OLR Bill Analysis

SB 816

AN ACT CONCERNING CHILD SUPPORT COLLECTIONS.

SUMMARY:

By law, the state (through an arrangement with the Internal Revenue Service) must intercept federal income tax refunds from child support obligors who owe past-due support (arrearages). The amount withheld is distributed based on a priority schedule in federal law. Until 2005, federal law required that any arrearages collected on behalf of families formerly receiving Temporary Assistance for Needy Families (TANF)-funded cash assistance (Temporary Family Assistance or TFA in Connecticut) went first to the state, with the remainder going to the custodial parent and the state. Currently, federal law allows states to choose whether to pay the family the collected arrearage first or use the pre-2005 rule. This bill explicitly allows the state to give the intercepted support first to the custodial parent, with any remainder going to the state and family. Under current law, the state has this option but has not exercised it.

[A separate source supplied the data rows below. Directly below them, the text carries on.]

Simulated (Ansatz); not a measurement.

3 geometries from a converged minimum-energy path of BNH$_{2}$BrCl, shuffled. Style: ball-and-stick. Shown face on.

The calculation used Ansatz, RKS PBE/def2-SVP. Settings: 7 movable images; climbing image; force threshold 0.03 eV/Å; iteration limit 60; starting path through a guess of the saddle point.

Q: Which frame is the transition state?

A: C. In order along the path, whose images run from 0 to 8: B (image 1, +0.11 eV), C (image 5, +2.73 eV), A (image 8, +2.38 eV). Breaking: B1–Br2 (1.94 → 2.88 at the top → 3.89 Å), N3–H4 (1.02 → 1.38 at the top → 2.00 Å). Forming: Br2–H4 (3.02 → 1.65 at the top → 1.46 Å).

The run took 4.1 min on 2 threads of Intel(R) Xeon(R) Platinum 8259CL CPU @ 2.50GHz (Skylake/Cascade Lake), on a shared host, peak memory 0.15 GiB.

EFFECTIVE DATE: October 1, 2009

FEDERAL TAX OFFSETS FOR PAST DUE SUPPORT

The law requires the state and federal government to withhold tax refunds from child support obligors who owe past-due support. This withholding (called an offset) is for obligors owing $ 150 or more in cases in which the custodial parent received TFA, or $ 500 or more in non-TFA cases. Currently, the amount withheld for former TFA cases is paid to the state.

Under the bill, any collected support must be distributed in accordance with two separate provisions enacted in the federal 2005 Deficit Reduction Act (DRA). One provision establishes an alternate tax intercept distribution to the one in prior law for families that previously received cash assistance (42 USC § 657). Specifically, it requires states that choose this option to first pay to the custodial parent any excess amount (i. e. , beyond what is owed for current support) necessary to satisfy support arrearages that have not been assigned to the state. (As a condition of receiving assistance, cash assistance recipients must assign to the Department of Social Services (DSS) their right to child support accruing while they receive assistance. ) This provision also allows states to pass through this support to families and not pay the federal government its share of the collection regardless of whether it has been assigned (the federal government subsidizes state child support enforcement programs).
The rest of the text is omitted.